Data and Dice

Cartwright · July 29, 2025, 2:46pm

To build out list analysis, I’m attempting to create a general set of rules that categorize armies into archetypes. I previously used k-means clustering, but that approach isn’t very intuitive—and it’s hard to explain why a list ends up in a certain group. So I’m switching to a rules-based system instead.

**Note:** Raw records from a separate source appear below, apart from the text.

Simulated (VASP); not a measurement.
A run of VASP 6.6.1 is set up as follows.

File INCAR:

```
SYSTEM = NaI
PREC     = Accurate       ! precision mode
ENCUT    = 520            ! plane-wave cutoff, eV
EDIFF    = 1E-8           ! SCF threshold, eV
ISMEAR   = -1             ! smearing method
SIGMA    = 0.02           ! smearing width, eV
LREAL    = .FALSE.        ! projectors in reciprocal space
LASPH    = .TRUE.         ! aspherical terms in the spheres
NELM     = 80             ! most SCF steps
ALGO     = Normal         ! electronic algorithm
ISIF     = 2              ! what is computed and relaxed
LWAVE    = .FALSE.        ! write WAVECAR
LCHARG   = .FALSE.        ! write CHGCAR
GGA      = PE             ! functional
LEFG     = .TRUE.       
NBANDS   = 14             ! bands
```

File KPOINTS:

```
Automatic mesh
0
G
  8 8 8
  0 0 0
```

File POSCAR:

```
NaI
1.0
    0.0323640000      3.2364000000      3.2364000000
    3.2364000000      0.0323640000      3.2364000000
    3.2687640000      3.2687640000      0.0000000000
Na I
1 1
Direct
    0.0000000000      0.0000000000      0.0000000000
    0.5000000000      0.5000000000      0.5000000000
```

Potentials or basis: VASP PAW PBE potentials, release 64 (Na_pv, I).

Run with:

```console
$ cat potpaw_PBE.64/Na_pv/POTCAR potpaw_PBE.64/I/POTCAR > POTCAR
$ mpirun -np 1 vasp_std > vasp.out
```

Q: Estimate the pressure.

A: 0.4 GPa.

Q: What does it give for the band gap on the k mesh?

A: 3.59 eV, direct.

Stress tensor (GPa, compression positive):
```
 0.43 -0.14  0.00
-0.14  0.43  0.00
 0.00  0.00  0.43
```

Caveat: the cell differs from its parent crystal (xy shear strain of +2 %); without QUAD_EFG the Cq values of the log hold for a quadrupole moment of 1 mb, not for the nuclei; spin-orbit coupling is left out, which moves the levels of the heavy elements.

Here’s the idea. For each tournament, I scale every list to a 2300-point baseline so they’re easier to compare. Then I look at a few key stats: expected melee damage, ranged attacks, average speed, total units, unit strength, and a few others. Based on how those numbers stack up—especially compared to percentile cutoffs—I assign one of several archetypes:

Current Archetype Rules

Alpha Strike: Fast and dangerous. Either above the 75th percentile both for speed and expected damage, or above the 90th percentile of speed.
Gun Line: Above 50 ranged attacks
Trash: Swarms of cheap units—either high unit count (16) and US (27) , or just extreme on one of them (17, 28)
Grind: Low offense, but takes a ton of shots to remove (defensive lists) (shots to six nerve above 395)
Mixed Arms (Shambling-heavy): Moderate shooting (at least 19 shots) and at least two Shambling units
Mixed Arms: Moderate shooting (at least 19 shots) but more flexible overall.
Balanced: Anything that doesn’t fit neatly above.

Behind the Scenes

Stats are scaled to 2300 points.
Thresholds are based on percentiles from a large dataset (e.g., top 25% for speed = Alpha).
All this is handled in a script (generate_dataset_for_tourney_comparison.py), which adds the archetype to each list.

I’ve hardcoded the current thresholds based on past events, but the plan is to update them over time as more data rolls in.

What changes would you make to capture the list archetypes better in a rules-based system?